Specifying a group when user belongs to multiple groups
If a user is mapped to multiple roles via group membership, the specific role to be used needs to be provided at runtime.
Ambiguous group role mappings for the authenticated user.
To provide the role, use the following commands:
fs.<s3a | azure | gs>.ext.cab.required.group
This command specifies the name of a particular group from which the credentials should be resolved. This can be used, when multiple user groups resolve to cloud roles, to specify for which group credentials are needed.
fs.<s3a | azure | gs>.ext.cab.required.role
This command specifies a particular cloud IAM role for which the credentials are needed. This can be used when the required cloud IAM role is known, and the IDBroker is configured in any way to resolve the user to that role.
The following examples illustrate how to use these commands in different contexts:
HDFS CLI
The following command sets a Java system property (-D) called "fs.s3a.ext.cab.required.group" with the value of the group to use (GROUP).
hdfs dfs -Dfs.s3a.ext.cab.required.group=GROUP -ls s3a://BUCKET/PATH
The system property is used by the s3a binding to request that group specifically instead of falling back to looking up all the groups for the user.
Spark
spark-shell --conf spark.yarn.access.hadoopFileSystems=s3a://BUCKET/ --conf spark.hadoop.fs.s3a.ext.cab.required.group=GROUP
val textFile = spark.read.text("s3a://BUCKET/PATH")
textFile.count()
textFile.first()
Livy
Here is how to set the config for a batch job:
# Ensure credentials
kinit
# Create test.py with following content
from pyspark.sql import SparkSession
spark = SparkSession.builder.appName("SimpleApp").getOrCreate()

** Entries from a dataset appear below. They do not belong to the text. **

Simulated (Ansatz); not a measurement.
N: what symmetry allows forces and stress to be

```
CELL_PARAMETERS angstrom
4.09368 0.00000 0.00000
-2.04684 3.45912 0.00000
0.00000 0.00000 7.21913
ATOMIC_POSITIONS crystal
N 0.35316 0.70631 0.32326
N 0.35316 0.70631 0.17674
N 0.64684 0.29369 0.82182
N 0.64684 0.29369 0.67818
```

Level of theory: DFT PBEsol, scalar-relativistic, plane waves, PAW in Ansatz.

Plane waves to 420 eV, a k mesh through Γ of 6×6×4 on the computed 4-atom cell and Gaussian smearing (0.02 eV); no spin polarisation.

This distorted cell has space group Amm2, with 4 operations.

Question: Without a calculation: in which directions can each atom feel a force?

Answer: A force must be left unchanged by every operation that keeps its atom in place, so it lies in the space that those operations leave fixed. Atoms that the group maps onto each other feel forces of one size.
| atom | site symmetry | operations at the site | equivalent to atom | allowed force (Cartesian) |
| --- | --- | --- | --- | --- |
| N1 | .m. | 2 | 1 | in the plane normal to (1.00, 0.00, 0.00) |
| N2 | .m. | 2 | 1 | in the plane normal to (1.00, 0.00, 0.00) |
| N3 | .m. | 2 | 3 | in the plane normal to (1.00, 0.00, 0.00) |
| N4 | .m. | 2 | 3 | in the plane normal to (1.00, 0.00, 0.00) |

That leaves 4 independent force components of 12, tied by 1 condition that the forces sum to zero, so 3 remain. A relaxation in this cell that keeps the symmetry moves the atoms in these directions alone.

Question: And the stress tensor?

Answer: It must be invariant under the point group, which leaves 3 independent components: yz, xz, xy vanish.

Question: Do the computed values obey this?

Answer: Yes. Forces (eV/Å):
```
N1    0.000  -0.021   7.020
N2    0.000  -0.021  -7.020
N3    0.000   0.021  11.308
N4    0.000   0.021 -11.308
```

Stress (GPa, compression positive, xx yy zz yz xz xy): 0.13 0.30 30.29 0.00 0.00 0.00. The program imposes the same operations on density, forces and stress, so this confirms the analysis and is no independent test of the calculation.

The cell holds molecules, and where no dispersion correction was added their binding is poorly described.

textFile = spark.read.text("s3a://cldr-cdp-dl-1/user/systest/test.csv")
textFile.count()
# Upload file to cloud storage
hdfs dfs -copyFromLocal -f test.py s3a://cldr-cdp-dl-1/user/systest/test.py
# Submit Livy batch job
curl --negotiate -u: -i -XPOST --data '{"file": "s3a://cldr-cdp-dl-1/user/systest/test.py", "conf":{"spark.yarn.access.hadoopFileSystems":"s3a://cldr-cdp-dl-1/", "spark.hadoop.fs.s3a.ext.cab.required.group":"GROUP"}}' -H "Content-Type: application/json" http://krisden-1.gce.cloudera.com:8998/batches
# Check Livy batch job
curl --negotiate -u: -i http://krisden-1.gce.cloudera.com:8998/batches/0
curl --negotiate -u: -i http://krisden-1.gce.cloudera.com:8998/batches/0/log
Here is how to create a new session in Livy using the right config:
# Ensure credentials
kinit
# Create Livy session
curl --negotiate -u: -i -XPOST --data '{"kind": "pyspark", "conf":{"spark.yarn.access.hadoopFileSystems":"s3a://cldr-cdp-dl-1/", "spark.hadoop.fs.s3a.ext.cab.required.group":"GROUP"}}' -H "Content-Type: application/json" http://krisden-1.gce.cloudera.com:8998/sessions
# Check Livy session is idle
curl --negotiate -u: -i http://krisden-1.gce.cloudera.com:8998/sessions
curl --negotiate -u: -i http://krisden-1.gce.cloudera.com:8998/sessions/0
curl --negotiate -u: -i http://krisden-1.gce.cloudera.com:8998/sessions/0/state
# Use Livy session
curl --negotiate -u: -i -XPOST --data '{"kind": "pyspark", "code": "spark.read.text(\"s3a://cldr-cdp-dl-1/user/systest/test.csv\").count()"}' -H "Content-Type: application/json" http://krisden-1.gce.cloudera.com:8998/sessions/0/statements
# Check the session statement output
curl --negotiate -u: -i http://krisden-1.gce.cloudera.com:8998/sessions/0/statements/0
# Delete the session
curl --negotiate -u: -i -XDELETE http://krisden-1.gce.cloudera.com:8998/sessions/0
curl --negotiate -u: -i http://krisden-1.gce.cloudera.com:8998/sessions
Zeppelin
Make sure to set the following configs in the Livy interpreter config before running the notebook:
-
Set
livy.spark.yarn.access.hadoopFileSystems
tos3a://cldr-cdp-dl-1/
-
Set
livy.spark.hadoop.fs.s3a.ext.cab.required.group
toGROUP
Next, create a Zeppelin notebook with the following content:
%livy.pyspark
textFile = spark.read.text("s3a://cldr-cdp-dl-1/user/systest/test.csv")
textFile.count()